Children of the corn: Am I a Vicky? Or a Malachai?

October 2019

How does a spiritual person decipher when the soul is in a place of deep hurt verse the mind and body being down, and therefore, feel overwhelmingly sad? Is there a spiritual vs. emotional difference?

Is the “dark night of the soul” a true occurrence and biblically sound? Am I in it?


I think I am just depressed.
My mom died.

It is said that a person who experiences a “dark night” generally comes out the other side enlightened and closer to God. My implication being that the night is indeed hard and flames are weakened, but the day will be extra bright afterward.

Picture me back in the cornfield. No pathways. It is now dark. My former belief system is in major peril and I am lonely. This is where I sit. Actually sit down. I am tired. And pretty hungry. Do I eventually cry out to the Lord? Or pick myself up and trudge my own way?

Last week I traveled to see my brother out West. Just as the plane took off, there was a bit of turbulence and I found myself praying, “please deliver us safely.” Quickly, as they often do, the plane evened out and the ride was comfortable. I thought to myself, “You’re a real fair-weather fan, aren’t you?”

Stubborn in nature, it is likely I will eventually begin plodding my way toward a tree, or something. For now, I am still sitting and thinking. My husband says I overthink. And he would definitely agree about the stubborn. I can build a pretty sturdy wall.

A tiny part of me worries that I am beginning to build a wall as I sit, just the lower section for now. My heart does not feel hopeful. Might as well get working.

How can anyone tell or  know the difference between a dark night of the soul and depression? Are they the same, but labeled differently based upon the the subjects’ belief system? An unbeliever would likely never refer to a season of emptiness as a dark night, but would a Priest call it such, regardless? Is a dark night of the soul just a made up phrase in an attempt to give hope to aching lost sheep? Is there spiritual warfare in action?

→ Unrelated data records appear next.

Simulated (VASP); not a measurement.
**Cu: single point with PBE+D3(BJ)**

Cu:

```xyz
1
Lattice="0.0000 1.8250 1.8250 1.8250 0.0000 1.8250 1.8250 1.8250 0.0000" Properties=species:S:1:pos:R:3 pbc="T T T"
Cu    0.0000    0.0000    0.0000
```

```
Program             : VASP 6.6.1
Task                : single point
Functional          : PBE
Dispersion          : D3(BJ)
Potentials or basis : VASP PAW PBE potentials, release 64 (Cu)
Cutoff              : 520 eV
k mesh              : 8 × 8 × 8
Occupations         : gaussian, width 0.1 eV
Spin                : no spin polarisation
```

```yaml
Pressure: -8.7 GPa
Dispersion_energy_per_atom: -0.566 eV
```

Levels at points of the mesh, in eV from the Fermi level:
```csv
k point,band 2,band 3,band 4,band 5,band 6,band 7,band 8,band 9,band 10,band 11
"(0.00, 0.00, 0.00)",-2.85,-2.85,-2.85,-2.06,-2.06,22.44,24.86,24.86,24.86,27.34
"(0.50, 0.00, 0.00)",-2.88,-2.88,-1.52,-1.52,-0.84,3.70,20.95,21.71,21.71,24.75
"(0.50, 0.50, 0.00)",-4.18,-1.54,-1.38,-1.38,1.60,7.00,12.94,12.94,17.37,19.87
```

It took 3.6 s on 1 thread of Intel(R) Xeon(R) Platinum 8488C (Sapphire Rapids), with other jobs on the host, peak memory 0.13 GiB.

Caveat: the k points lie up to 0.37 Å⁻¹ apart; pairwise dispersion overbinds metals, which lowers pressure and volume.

I like things to come out even, to be genuine, to fit on a list. I realize life doesn’t always work that way, but it often can with a controlling nature and a paper planner. I don’t like that apple calendar. I need a pencil. Let me just go ahead and erase the things I don’t like today.

Not knowing is highly uncomfortable. I don’t know about my faith these days. I do know that I have zero desire to attend church, that the things I believed are changing, and that I am trying to just be ok in that mess. I am tired and in no mood to declare my dissertation on truth anytime soon. But I do wish it felt cleaner than scribbled notecards in various scattered folders.

Grief brings levels of shifting emotions. In my experience, you don’t hang out at the Denial floor and then move down to floor Guilt. Picture an elevator operator coming off a bender. Ding. Combine that ride with questioning the truth of Christianity, a base for the past 30 years; the one I built a marriage, career, and motherhood upon, and I am a true DELIGHT to be around.

Dark night, depression?  

Tomayto, Tomahto?

Good grief, should we just call the whole thing off?